A Ridiculous New Statistic
Posted: August 14th, 2009 | Filed under: Baseball | 28 Comments »
Well, it’s been a while since I’ve come up with a new baseball statistic.
So here you go: This is hardly new. In fact, I’m sure someone has already come up with a much better version of this statistic. But I can’t find it … so I’ll claim it as my own for now. This effort is actually based on a Sabermetric effort I ran across during my 09/09/09 research. There was this guy back in 1975 who had invented his own statistic (if I remember correctly — I can’t find the clipping itself right now) that went like so:
(Total bases + Times on base) / Plate Appearances.

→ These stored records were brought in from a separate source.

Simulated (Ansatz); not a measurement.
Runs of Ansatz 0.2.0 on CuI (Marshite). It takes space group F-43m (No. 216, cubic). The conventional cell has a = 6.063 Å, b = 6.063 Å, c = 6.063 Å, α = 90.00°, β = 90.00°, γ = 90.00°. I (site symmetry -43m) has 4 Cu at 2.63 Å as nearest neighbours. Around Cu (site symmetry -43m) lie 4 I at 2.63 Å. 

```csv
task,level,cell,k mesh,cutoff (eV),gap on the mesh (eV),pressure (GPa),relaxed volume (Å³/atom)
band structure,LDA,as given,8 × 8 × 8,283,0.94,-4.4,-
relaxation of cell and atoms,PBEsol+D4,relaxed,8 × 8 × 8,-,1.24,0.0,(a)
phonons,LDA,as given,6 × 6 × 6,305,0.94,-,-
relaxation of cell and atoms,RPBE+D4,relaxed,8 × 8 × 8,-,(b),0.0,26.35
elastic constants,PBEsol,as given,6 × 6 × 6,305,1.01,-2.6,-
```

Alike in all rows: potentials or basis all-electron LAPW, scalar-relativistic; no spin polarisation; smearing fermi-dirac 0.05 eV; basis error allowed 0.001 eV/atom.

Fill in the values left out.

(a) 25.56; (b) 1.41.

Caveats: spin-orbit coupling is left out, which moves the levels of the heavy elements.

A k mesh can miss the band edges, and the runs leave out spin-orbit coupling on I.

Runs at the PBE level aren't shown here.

I don’t remember the guy’s explanation precisely … but I do remember thinking that is sounded quite lucid, especially since this was almost 35 years ago. And I do remember that he was saying the most important part of the game was getting on base and that the second-most important part was advancing on the bases, and so he combined the two into this one statistic — and this definitely seemed to presage the rise of on base percentage and OPS and so on. I have no earthly idea if the formula itself makes any mathematical sense at all … but it was a fun thing, especially for 1975 when batting average was pretty much the ONLY statistic going.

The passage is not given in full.